The code below is my extended implementation of sigmoid focal loss.

`torchvision`'s (v0.11.3) `sigmoid_focal_loss` implementation takes a simple average/sum across pixels. This is not ideal with severe foreground/background imbalance. There IS an `alpha` parameter that modifies foreground and background pixel losses. But this approach requires very high `alpha` values to combat imbalance. The loss would be driven by a few foreground pixels where the number of foreground pixels varies (think going from 20 objects to 5 objects). This results in noisy loss values.

Applying a class weight AFTER averaging pixel losses by class should provide more effective and stable loss values than applying a class weight BEFORE averaging.

Other loss functions may also benefit from similar treatment.

In [1]:
import torch
from torch import Tensor
from torchvision.ops import sigmoid_focal_loss


def balanced_focal_loss(inputs: Tensor,
                        targets: Tensor,
                        alpha: float = 0.5,
                        beta: float = 0.75,
                        gamma: float = 2) -> Tensor:
    """
    Compute per-sample binary focal loss as
    the weighted sum of the average foreground and average background loss.

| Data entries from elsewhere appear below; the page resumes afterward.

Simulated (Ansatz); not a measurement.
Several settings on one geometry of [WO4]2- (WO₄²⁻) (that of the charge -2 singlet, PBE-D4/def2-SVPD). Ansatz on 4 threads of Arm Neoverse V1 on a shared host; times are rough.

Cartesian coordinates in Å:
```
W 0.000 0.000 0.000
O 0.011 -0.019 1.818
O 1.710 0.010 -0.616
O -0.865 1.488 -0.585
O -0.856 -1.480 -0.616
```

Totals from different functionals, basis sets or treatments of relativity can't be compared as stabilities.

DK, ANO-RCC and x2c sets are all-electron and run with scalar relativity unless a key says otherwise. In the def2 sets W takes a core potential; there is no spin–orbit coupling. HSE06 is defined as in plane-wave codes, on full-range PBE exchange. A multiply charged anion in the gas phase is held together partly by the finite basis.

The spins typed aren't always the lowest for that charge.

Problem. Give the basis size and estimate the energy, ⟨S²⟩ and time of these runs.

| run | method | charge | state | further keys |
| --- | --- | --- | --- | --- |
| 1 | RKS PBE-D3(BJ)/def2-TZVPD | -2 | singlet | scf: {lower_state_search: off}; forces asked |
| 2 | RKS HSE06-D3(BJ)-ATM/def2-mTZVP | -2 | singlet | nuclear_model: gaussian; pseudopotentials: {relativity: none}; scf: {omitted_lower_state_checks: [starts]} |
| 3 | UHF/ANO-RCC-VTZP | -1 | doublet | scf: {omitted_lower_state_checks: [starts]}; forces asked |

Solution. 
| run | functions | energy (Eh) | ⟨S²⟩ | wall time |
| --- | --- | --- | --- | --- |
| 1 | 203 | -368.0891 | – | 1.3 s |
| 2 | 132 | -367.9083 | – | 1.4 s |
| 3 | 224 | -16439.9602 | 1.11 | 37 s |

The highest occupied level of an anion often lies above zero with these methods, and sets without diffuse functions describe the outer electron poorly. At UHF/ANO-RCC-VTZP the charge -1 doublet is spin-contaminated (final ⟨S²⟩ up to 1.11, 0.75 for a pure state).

    This function wraps torchvision.ops.sigmoid_focal_loss.

    Args:
        inputs:  float tensor of arbitrary shape,
                 the predictions for each example
        targets: float tensor with the same shape as inputs,
                 the binary classification label for each element in inputs,
                 (0 for the negative class and 1 for the positive class)
        alpha:   weighting factor in range (0,1) to balance
                 positive vs negative pixels
        beta:    weighting factor in range (0,1) to balance
                 positive vs negative pixel averages
        gamma:   exponent of the modulating factor (1 - p_t)
                 to balance easy vs hard examples.
    """
    pixel_loss = sigmoid_focal_loss(
        inputs=inputs,
        targets=targets,
        alpha=alpha,
        gamma=gamma,
        reduction='none')

    # nansum after mean turns nan to 0 when indexing gives no elements back
    fg_loss = torch.stack(
        [loss[t == 1].mean().nansum() for loss, t in zip(pixel_loss, targets)])
    bg_loss = torch.stack(
        [loss[t == 0].mean().nansum() for loss, t in zip(pixel_loss, targets)])

    return beta * fg_loss + (1 - beta) * bg_loss